Wednesday, December 13, 2006

Ammo a la mode

A big stack of Christmas music CDs sit next to the CD player upstairs, but they are not merely music. They are ammunition.

Suppose the young man is having trouble motivating himself to get out of bed in the morning, a not uncommon occurrence. Crank up Christmas with the Chipmunks to full blast and before you know it, the young man is stomping into the kitchen to turn it off. It's more fun, though, to annoy the resident bread-baker when he's up to his elbows in bread dough: just put that new Aaron Neville CD on and wait for the falsetto spots. The breadman cringes every time, but he can't adjust those little buttons with bread dough all over his hands.

When it comes to Christmas music, we all love it--most of it--but we also know how to take advantage of each other's dislikes. Right now, for instance, the men are playing a CD that offers them ample opportunities to poke fun at me. Why? Because no matter how many times I'm reminded of the name of the group, I can't remember it, and I always end up calling them something totally inappropriate like "Subterranean Railway." (It's Trans-Siberian Orchestra, but I can say that with assurance only because I just hollered up the stairs to pry that piece of information out of my son, who is seeking revenge for all those times he's been awakened by The Chipmunks.) If you ask me again in an hour, I'll wrinkle my brow and say something like "Not Mannheim Steamroller."

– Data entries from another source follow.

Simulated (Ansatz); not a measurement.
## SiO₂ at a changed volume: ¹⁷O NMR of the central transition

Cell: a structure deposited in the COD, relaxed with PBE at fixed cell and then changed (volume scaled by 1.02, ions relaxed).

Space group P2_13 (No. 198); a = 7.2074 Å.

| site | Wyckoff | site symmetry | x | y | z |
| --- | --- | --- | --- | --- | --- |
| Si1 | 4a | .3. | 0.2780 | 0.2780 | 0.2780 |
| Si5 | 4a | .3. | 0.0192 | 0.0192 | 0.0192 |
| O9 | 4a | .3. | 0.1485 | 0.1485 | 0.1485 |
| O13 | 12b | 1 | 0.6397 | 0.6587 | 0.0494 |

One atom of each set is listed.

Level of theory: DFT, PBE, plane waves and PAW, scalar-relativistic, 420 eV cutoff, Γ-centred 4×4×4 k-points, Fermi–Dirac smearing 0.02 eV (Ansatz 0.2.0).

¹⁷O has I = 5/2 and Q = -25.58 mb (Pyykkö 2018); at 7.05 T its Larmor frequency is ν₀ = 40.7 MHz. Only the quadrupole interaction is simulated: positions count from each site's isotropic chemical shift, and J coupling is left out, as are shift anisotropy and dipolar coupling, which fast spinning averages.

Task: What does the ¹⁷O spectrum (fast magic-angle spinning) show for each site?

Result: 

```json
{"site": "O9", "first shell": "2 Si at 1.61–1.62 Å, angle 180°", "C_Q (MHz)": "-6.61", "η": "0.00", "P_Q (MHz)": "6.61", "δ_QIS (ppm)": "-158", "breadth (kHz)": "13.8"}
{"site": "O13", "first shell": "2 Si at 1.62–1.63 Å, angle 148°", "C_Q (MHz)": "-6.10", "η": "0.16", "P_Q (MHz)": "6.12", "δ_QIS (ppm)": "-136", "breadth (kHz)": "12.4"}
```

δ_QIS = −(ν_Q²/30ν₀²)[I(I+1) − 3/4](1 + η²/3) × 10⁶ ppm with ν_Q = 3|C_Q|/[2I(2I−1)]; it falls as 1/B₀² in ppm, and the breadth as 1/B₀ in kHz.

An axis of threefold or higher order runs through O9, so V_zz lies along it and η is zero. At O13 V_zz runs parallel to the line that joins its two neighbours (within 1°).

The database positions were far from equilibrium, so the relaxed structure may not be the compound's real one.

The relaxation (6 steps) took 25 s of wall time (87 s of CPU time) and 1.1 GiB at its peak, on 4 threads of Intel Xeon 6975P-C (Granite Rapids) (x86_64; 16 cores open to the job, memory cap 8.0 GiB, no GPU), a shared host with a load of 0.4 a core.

I have the same problem remembering the French phrase used to describe a road that ends in a circular turnaround; I have to run through a whole litany of phrases and then half the time I still can't come up with the right one: coup d'etat, tete a tete, rue morgue, vache du plage, higgledy-piggledy, Perth Amboy...it's useless. I'll remember it an hour from now when I no longer care.

But how can I concentrate on such a minor matter when lovely Christmas music is playing and my taste buds are being treated to warm apple crisp served with vanilla ice cream? I know the word for that: a la mode. Why worry about ammo when we can enjoy apple crisp a la mode?